I ran your testing method and the psu does appear to be the problem in my system. However, I have no experience in psu's and would like to know what to look for in buying one (brand, wattage, ect.) I would also like to know if there would be any ill effects in buying a psu that has more wattage than for the needed system because I plan to upgrade when I get the money, and it would eliminate one thing I need if possible.
All good PSUs have internal regulation systems and induction coils that make it almost impossible to fry your internal components in the event of a PSU failure unless, of course, it is the effect of a large power surge. Your PC should be fine other than the PSU.

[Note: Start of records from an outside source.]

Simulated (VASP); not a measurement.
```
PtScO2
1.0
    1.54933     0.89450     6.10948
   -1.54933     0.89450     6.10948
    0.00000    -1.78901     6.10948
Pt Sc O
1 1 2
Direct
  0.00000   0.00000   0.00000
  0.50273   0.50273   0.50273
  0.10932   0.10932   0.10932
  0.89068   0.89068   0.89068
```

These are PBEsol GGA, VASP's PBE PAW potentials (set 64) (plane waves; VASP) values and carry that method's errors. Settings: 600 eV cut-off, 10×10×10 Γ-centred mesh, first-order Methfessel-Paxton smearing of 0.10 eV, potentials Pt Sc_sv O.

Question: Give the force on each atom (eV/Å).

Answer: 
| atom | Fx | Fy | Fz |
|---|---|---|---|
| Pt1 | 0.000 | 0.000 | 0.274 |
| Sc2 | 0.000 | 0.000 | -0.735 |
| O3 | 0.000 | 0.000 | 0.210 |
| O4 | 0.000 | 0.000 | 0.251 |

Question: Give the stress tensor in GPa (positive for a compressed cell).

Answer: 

Your power supply can never have too much wattage; that's not the way wattage works. Your system will take only what it needs, and the supply will regulate that. The wattage is really more of a measure of what kind of draw your supply can handle. To be safe, a 400 or 450 watt PSU would be good for you, especially if you ever want to upgrade that graphics card of yours.
Here are some good PSUs (Though make sure your PC takes regular ATX PSUs.):http://www.newegg.co...N82E16817139003
-And these babies are just bad@$$.
If you plan to go with a DX10 video card, faster CPU, more hard drives, etc, you will probably want to go with a 600+ watt PSU. Those new GPUs and AMD CPUs pull a lot of juice.